Monday, September 21, 2015

Improving on God's Plan

I wrote the following for The Blazing Center.


Joshua: Okay, everybody quiet down. It’s time to start this elders meeting.

[Din of talking continues among the seventy elders]

Joshua: Seriously, shut it!

[A beat]

Joshua: Alright, then. So tomorrow begins our big siege of Jer— . . .  Seriously, Jehoiarib? I see you passing that note. Stop it. Put it down. No, not in front of Tola; put it . . . You know what? Give it to me. It’s mine now. I keep.
[Note is handed down comically long line of elders, to Joshua who reads it, frowns with, like, a sort of old-lady frown if that makes sense, and then crumples it up.]

Joshua: [to Jehoiarib] You know, just because I’m a super-spy-slash-mighty-warrior who hides in the homes of high-end prostitutes, escapes out windows, slaughters the enemy, and is basically the James Bond of the Ancient Near East doesn’t mean I don’t have feelings, man. Comments like this [slightly hefts crumpled note] still hurt.

Jehoiarib:  [Studying his feet, mumbling] Sorry.

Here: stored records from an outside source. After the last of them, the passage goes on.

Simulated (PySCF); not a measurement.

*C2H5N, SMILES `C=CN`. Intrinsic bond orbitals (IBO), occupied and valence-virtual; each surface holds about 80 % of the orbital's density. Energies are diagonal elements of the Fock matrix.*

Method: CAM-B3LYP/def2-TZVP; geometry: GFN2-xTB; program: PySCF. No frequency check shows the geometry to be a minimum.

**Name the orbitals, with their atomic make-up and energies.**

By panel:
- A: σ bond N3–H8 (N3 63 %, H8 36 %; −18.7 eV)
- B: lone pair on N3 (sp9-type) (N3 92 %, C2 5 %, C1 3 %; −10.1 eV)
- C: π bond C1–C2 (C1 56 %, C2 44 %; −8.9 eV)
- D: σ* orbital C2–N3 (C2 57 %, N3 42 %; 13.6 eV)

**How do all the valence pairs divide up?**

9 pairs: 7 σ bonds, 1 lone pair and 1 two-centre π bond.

Joshua: So anyway, I’ve gotten the plan for the attack, direct from Adonai, and it is incredible. He is obviously going to do something huge and miraculous in our midst!
[General din of anticipation, which sort of sounds like some people saying “murmur murmur” under their breath while others say “watermelon, watermelon”, also under their breath]

Joshua: You all know that Jericho is straitly shut up because of the children of Israel; none go in and none come out. But God has given the city and their king and their hardest-core warriors into our hands. Here’s the plan: all the men of war in Israel will surround the city at once . . .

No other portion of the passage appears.